Hi Bud,
I am deep in the middle of doing cooling modifications on my Europa. I am
finding that it has taken me much longer than expected, I think I started in
March and I am still at it.
Rather than get into the details of what I have been doing, I'll leave that
for when we get together at Rough River.
I do have a couple of questions and a request. In your note you state that
the air inlet on the XS is 14 square inches. I come up with the following:
'Dog box' 4 x 7.125 = 28.5
Sq"s
'Round Inlets' 3" (2 off) = 14
"914 NACA Engine air inlet' 1.25 x 4 = 5
If I have done my maths correctly the this is a total of 47.5 square
inches. Am I missing something ?
When I compare this to something like a 160hp RV6 then it doesn't seem right
to me.
Would you be prepared to bring some photographs to show what you do on your
exits?
I have a couple of theories on what is happening on my 914. On the ground I
think that the issue is more about thermal gain from the exhaust & turbo,
rather than anything to do with the oil/water radiator configurations. I
decided this from talking to Erich. He told me that he can taxi around for
as long as he wants without over heating when the top cowl is off. As soon
he puts the top on, it over heats in 15 minutes. He lives in Nevada.

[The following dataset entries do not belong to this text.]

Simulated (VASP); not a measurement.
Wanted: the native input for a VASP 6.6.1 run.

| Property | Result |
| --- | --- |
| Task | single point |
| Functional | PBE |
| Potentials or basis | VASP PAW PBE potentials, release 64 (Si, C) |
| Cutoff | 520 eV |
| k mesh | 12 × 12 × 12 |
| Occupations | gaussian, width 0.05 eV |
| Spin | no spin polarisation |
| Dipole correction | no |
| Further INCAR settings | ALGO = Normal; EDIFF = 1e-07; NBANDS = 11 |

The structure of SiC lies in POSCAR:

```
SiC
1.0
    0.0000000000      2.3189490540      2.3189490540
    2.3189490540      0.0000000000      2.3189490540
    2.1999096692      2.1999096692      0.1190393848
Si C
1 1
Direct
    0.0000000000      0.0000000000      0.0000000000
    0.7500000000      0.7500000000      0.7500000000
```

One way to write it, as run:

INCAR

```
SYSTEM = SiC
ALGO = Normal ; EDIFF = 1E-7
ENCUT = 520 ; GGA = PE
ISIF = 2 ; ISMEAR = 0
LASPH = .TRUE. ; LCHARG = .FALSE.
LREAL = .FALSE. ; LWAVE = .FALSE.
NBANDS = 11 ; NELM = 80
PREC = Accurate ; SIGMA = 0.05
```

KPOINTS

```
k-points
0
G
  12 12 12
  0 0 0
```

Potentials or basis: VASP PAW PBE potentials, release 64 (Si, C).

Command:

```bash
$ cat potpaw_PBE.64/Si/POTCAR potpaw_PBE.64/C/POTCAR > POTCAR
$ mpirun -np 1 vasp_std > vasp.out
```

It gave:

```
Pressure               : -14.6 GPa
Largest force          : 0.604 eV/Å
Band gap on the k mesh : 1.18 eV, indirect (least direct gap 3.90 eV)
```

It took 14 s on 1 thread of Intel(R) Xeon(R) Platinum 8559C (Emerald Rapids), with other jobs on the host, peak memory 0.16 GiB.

In the climb I think the 'Dog box' has stalled air in it due to the angle of
attack and I get over heating. The internal shape is a miserable. It has
all kinds of excuse for an expansion duct. It has all kinds of bends and
sharp shapes in it.
In straight and level, I get over cooling because the radiator inlet is too
big.
I'll bring photographs of what I have been doing to Rough River, its very
radical.
Cheers, Paul
On Wed, Aug 19, 2009 at 6:22 PM, Bud Yerly <budyerly@msn.com> wrote:
> Jeff,
> Glad to hear the cooling issues are relieved. Well done and thanks for
> passing it on.
>
> For consumption by others and for feedback, I'd like to hear other fliers
> comments also.
>
> From my shop experience:
> Evans replaced by 60-40 or 50-50 is a 10 degree drop minimum. (Sorry Mr.
> Evans)
>
> I Jeff's case, by moving the duct two things probably happened:
>
> For the tri-gear, (those with the wide open area around the nose gear
> trunion and with the firewall moved back behind the nose gear to the
> added bulkhead), moving the duct down, doesn't cause as much of a
> difference. But the bungees/springs/hoses etc. in the back portion of the
> nose wheel well can restrict flow, and moving the duct down will help as it
> opens the two triangles on either side of the duct adding significant air
> exit for the heat. It also moves the hot accelerated air of the radiators
> lower in the duct. This heated air streaming out can cause a potential
> suction which may help pull air out of the cowl. (Same affect as using the
> exhaust venturi.)
>
> I once did this with a cowl flap which lowered a reshaped upper metal duct
> ramp and and the cowl ramp bottom together and went from 12 minutes to
> overheat on the ground to 30 minutes to 240 F. It was capable of max
> continuous climb with the flap open. I now just reshape the fixed ramp
> dimensions for simplicity.
>
> Finally, I have found that moving the air intakes up to near the seam and
> putting a plenum over the engine or perhaps adding a duct like Jeff did,
> forces air over the cylinders. This helps on climb out in super hot
> conditions, but not much affect in cruise.
>
> *Tips for those who prefer a stock install:*
> Sealing the front and sides of the metal duct tight to the fiberglass cowl
> opening is really important. A leak in this area can cause a high pressure
> bubble of air in the cowl under the cylinders and literally trap heat under
> the engine and reduce the effectiveness of the inlet air intakes. It also
> reduces the pressure differential across the radiator/oil cooler which is
> essential to the heat transfer for cooling.
>
> The hole for the nose gear leg adds turbulence and pressure to the back
> side of the radiator exit. Consider a piece of silicone cowl seal slit to
> make cowl installation easy and close this hole up.
>
> Open up the inlets fully. Don't leave a lip as it just restricts the flow
> into the cowl.
>
> Mostly, you can lower temps 20 degrees just doing the following:
>
> Begin by closing off the area between the sides of the oil cooler and
> duct.
>
> Always lower the oil cooler as far as you can if you have a 912S or 914
> (2-2.5 inches is possible but change the elbow out for a straight fitting).
>
>
> I just found this leak. The area between the oil cooler and radiator is
> nearly a 1/2 inch and you'd be surprised how much potential cooling air goes
> under the radiator, up and over the oil cooler then out through the space
> above the oil cooler. This high pressure air degrades the radiator
> effectiveness as the air passes up the back of the radiator and
> out. Assembling the oil cooler as close to the radiator as possible, or by
> adding sheet metal/sealing material to reduce this exit air gap is a help.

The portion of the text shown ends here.